The United States and Iran traded drone and missile strikes yesterday, as Tehran announced that it had targeted American assets across the region, in the biggest escalation since the two foes returned to outright war.
A month after the two sides agreed a memorandum of understanding (MoU) aimed at ending their conflict, Iran accused US forces of hitting civilian infrastructure, including an airport, a railway station and two bridges.
Iranian state media reported at least seven people dead and 20 wounded.
It signalled an apparent expansion of American strikes with a focus on Iranian infrastructure, which US President Donald Trump has previously threatened to hit, but there was no immediate comment from US officials.
At sea, where the renewed conflict has again cut off energy supplies from the Gulf, US Marines boarded a tanker near the Strait of Hormuz.

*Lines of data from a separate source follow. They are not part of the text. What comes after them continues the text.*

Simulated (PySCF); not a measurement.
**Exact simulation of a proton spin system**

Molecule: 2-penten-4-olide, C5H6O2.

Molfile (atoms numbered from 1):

Armed men seized another vessel off Yemen, raising concern over security in the Middle East's other big choke point for oil shipments at the mouth of the Red Sea.
Washington and Tehran have been testing the limits of escalation since their ceasefire agreement collapsed last week, raising the prospect of a return to all-out war.
After reports of the escalation emerged yesterday, benchmark Brent crude oil prices climbed 3% and were on track for a third consecutive weekly gain.
Global share prices fell, with Wall Street opening sharply lower.
US President Donald Trump has threatened to launch broad-based air strikes on Iran's infrastructure and has also declined to rule out a ground assault on Iran's coast or islands.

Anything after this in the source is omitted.